No matter what state dawns at this moment, can there be just that? Not a movement away, an escape into something that will provide what this state does not provide, or doesn't seem to provide: energy, zest, inspiration, joy, happiness, whatever. Just completely, unconditionally listening to what's here now, is that possible?
—Toni Packer
Be free. Be who you are. See that everything is already resolved, here and now. That is the way of freedom.
—Salvadore Poe
I don’t know about you, but sometimes I feel lost, filled with an inexplicable sadness, a hollow emptiness, a feeling of doom. Thought tells me that everything I’ve written or done in my life is bullshit—that I know nothing, I’ve failed completely, my life is an unmanageable train wreck. In such moments, there is an impulse to find comfort or relief, to get a grip. In the distant past, I would have poured myself a strong drink and lit up a cigarette. But those comforts have been left behind, and they never really cured this dark emptiness or satisfied the deep hunger for peace and freedom. In more recent years, I might reach for a spiritual book or watch a spiritual YouTube, and sometimes I still do that, and sometimes I do find a helpful reminder there of where peace and freedom are actually found. But the truth is, I already know. I know that it’s right here. It’s not in any belief or idea or in any book, but in the willingness to simply be as I am. Not as I think I am, but as I actually am.
Picking up a comforting belief will only provide temporary comfort, like a drink or a cigarette. And just as a hangover follows excessive drinking, belief is always shadowed by doubt, and just as the hangover demands another drink to cure it, the doubt demands another belief to dispel it. This cycle doesn’t end well. Any addictive comfort inevitably proves unsatisfying. Expectations and hopes turn to disappointments and disillusionment. No one can save us. No substance or idea can save us. Nothing outside of us can save us.
But perhaps we don’t actually need to be saved. Perhaps the problem itself and the one who seems to have it are both imaginary. Perhaps, right here now, there is no problem at all.
The sensations that thought labels with the words “sadness” or “a feeling of doom” are certainly real enough, but without the labels, what are they actually like? What is the actual experience itself? Is it solid and unchanging, or is it moving and ungraspable? And an hour or a day later, when everything has changed and this sadness has disappeared completely, how real was it?
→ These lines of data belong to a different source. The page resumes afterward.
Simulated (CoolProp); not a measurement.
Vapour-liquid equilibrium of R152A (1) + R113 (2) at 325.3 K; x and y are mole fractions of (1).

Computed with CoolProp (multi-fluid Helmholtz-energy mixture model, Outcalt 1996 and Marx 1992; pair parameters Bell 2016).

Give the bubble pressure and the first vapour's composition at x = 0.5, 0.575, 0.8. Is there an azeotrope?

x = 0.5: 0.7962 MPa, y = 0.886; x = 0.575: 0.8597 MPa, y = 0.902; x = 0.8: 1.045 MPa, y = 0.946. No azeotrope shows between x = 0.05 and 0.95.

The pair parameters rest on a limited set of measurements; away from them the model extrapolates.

And what about the thought-stories that surround, evoke and sustain these sensations: “Everything I’ve ever written is bullshit…I’m a total fake…I don’t know anything…I’m lost…” Are these thoughts true? Are they an objective report on reality or just old, conditioned habits? And even if they are true, would that be a terrible thing? And to what exactly is the word “I” in these thoughts referring? Is it this undeniable aware presence or this ever-changing present sensory-energetic experiencing? Is it this bodymind organism? Or is it a kind of mental image, a mirage-like phantom, the main character in the story of my life? And how real is that character?
What happens if I don’t reach for anything—no drink, no cigarette, no book, no YouTube, no comforting belief or idea, no salvation, no cure? What if I simply stop and BE this very moment, just as it is? What is it like to be right here, open and undefended, resisting nothing, seeking nothing?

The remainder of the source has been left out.